Religion in American Politics

Prof. David Bateman, government, said he believes religion has been an important factor in American politics for decades, playing two interrelated roles.

“[Religion affects politics] as a shaper of broad public opinion and as a network of groups organized around religious identities or what they see as religiously mandated policy objectives,” Bateman said. “Since the 1970s, the latter has played an outsized role in Republican politics, while the former has and continues to influence the actions of officials from both parties.”

However, this influence may be changing, according to Bateman.

“I actually think it might be playing less of a role — or a less clear role — this time than in the past,” he said.

Prof. Ross Brann, near eastern studies, said the successes of Sen. Bernie Sanders (D-Vt.) and former Secretary of State Hillary Clinton’s campaigns are evidence of the decreased role of religious values.

“On the Democratic side, Secretary Clinton is also known as devoted to her faith but otherwise does not gesture much towards it as a candidate,” Brann said. “Only Sen. Sanders deviates from this general picture. He speaks of his lack of religious belief but asserts that his Jewish heritage inspires his socio-economic outlook and policy proposals.”

Brann said that although Sanders has not made his religious beliefs central to his campaign, his candidacy reveals the integration of American Jews.“Because it is not regarded as a breach of what ought to be possible it is a reminder of the full integration and acceptance of Jewish Americans in American society,” Brann said.

Prof. Elizabeth Sanders, government, agreed with Brann, describing Clinton and Sanders as “thoroughly secular.”

“The most visible influence of religion would be the role of billionaires like Sheldon Adelson and Paul Singer, both strongly supportive of the Israeli occupation, and able to promote their candidates, up to a certain point,” Sanders said.
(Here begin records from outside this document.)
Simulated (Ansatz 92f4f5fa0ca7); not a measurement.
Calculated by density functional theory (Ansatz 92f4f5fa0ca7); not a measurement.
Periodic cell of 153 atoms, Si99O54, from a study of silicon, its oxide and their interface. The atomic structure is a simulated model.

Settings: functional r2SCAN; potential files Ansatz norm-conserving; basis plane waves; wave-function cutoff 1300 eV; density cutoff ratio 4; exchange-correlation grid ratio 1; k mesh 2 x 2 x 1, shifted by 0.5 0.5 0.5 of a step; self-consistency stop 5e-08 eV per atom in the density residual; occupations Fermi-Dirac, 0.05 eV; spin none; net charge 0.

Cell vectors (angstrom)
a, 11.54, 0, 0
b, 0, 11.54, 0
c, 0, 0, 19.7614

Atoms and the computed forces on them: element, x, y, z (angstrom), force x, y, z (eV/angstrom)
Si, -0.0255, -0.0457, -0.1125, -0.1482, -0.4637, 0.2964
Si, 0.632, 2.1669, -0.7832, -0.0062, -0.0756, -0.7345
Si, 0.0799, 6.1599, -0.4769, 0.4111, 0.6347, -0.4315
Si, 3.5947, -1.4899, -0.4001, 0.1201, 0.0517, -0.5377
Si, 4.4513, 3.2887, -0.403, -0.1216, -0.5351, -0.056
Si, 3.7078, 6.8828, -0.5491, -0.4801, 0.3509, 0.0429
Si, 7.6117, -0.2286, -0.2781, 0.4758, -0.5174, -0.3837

Trump’s ‘Anti-Muslim Rhetoric’

Despite religion’s decreased influence in the public’s choice of candidates, Bateman said that Trump’s anti-Muslim platform affected the outcome the election will have on religious minorities.

“Already the campaign has impacted religious minorities: there has been a rise in anti-Muslim violence and rhetoric, and this has had a chilling and potentially galvanizing effect on the Muslim community,” he said. “While this might not all be the result of Trump, he has provided an organized focus for anti-Muslim sentiment.”

One of the most significant roles religion has played in this election is in garnering Trump additional support, according to Bateman.

“Trump’s open and clear embrace of anti-Muslim rhetoric seems to have tapped into a broader sentiment that a white, Christian America is under siege, a sentiment shared it seems by many white evangelicals and non-evangelicals,” Bateman said. “This has flamed some divisions within the evangelical community.”

The Republican Evangelical Vote

Brann and Bateman both said the influence of religion has been most apparent in the Republican presidential race — and especially in the campaign of Sen. Ted Cruz (R-Tex.), who dropped out of the race Tuesday.

Cruz and Trump have both relied on their appeal to evangelicals to gain votes, according to Brann.

“[Cruz’s] campaign strategy aimed to consolidate support among evangelicals and then build out from there, with the idea being that the early states were heavily evangelical and so he would have a large lead by mid-March,” Bateman said. “The problem was that Trump started winning among evangelicals in the South and Northeast.”

Brann said he believes Cruz’s withdrawal from the race is evidence of the relatively small role of religion in this election.

“Clearly, this time around religion did not play the role it has been playing for a generation within the Republican primary electorate,” Brann said. “Was it the messenger’s [Cruz’s] failings, or the message itself?”

Trump’s Success: A Religious ‘Revolt’?

Sanders called Trump’s success in the presidential primaries a “real revolt” because of his lack of religious denomination.

“Working class men were asked to give their support for the Republican elite’s policy priorities: tax cuts, free trade, deregulation … in return for lip service to religious values,” Sanders said. “Clearly, that trade is no longer working.”

Brann added that although Trump has not yet incorporated religion into his platform, he may choose to do so once he has the Republican nomination.

“Anti-establishment elite fervor and celebrity-entertainment fixation won out this year. Yet I do not expect religion to fade as the significant force in American politics,” Brann said. “It will re-emerge … perhaps Trump, who has been trumpeting his success with ‘the Evangelicals,’ as he calls them, may test out its appeal to the Republican base in the coming months.”